MC-WSJ-AV

The MC-WSJ-AV (multi-channel Wall Street Journal Audio-Visual) corpus is a corpus of read speech (WSJ) recorded with close talking and distant microphone (arrays) enabling research in speaker localisation, (blind) speech separation and speech recognition

Authors

Author	Affiliation
Mike Lincoln	The University of Edinburgh
Erich Zwyssig	The University of Edinburgh

The 2^nd author only carried out minimal data preparation in the final stages of releasing the corpus.

Data Type

Speech from single, overlapping and moving speakers.

Data Source

The MC-WSJ-AV corpus consists of audio recordings generated at premises of the

The Centre for Speech Technology Research
University of Edinburgh
Informatics Forum
10 Crichton Street
Edinburgh
EH8 9AB
United Kingdom

Recordings were carried out using a headset and lapel microphone and an eight-channel microphone array. Despite the title (AV) no video data is provided. Speaker locations are fixed and can be derived from [1].

Languages and dialects

(Mostly) UK English.

Narrative Description

The MC-WSJ-AV corpus offers researchers an intermediate task between simple digit recognition and large vocabulary conversational speech recognition. It consists of sentences read from the Wall Street Journal (WSJ) taken from the test set of the WSJCAM0 database.

A total of about 45 speakers, male and female, are recorded in three different scenarios, these are:

single (stationary) speaker
two (stationary) overlapping speakers
single moving speaker

The speakers are recorded using a headset and lapel microphone and an eight-channel microphone array, reading WSJ from prompts. In the single speaker scenario participants are asked to read from 6 fixed positions, in the overlapping scenario speaker get assigned a fixed position for the entire recording, and for the moving scenario speakers move from one position to the next while reading.

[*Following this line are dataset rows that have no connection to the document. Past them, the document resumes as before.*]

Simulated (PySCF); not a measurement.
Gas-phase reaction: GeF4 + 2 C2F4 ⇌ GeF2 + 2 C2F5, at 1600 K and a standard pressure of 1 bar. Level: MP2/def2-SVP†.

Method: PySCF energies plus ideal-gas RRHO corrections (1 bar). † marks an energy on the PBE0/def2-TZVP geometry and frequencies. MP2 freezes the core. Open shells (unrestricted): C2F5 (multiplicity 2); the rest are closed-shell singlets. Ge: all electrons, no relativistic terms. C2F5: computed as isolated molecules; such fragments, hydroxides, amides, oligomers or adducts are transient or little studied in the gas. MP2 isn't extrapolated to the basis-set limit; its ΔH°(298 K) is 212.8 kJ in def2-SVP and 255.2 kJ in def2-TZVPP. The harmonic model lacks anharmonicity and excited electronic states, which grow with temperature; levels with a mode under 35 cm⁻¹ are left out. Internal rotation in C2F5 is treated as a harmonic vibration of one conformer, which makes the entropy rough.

15 participants were recorded for the single scenario, 9 pairs for the overlapping scenario and 9 for the moving scenario. Each read about 90 sentences which are available for speech separation and recognition experiments.

Task	Applications	Comments
Single speaker	Distant (automatic) speech recognition
Overlapping speakers	Speaker localisation, speech separation and distant (automatic) speech recognition
Moving speaker	Speaker localisation, speech separation and distant (automatic) speech recognition

Each speaker (pair) read WSJ sentences (WSJCAM0) from script, i.e.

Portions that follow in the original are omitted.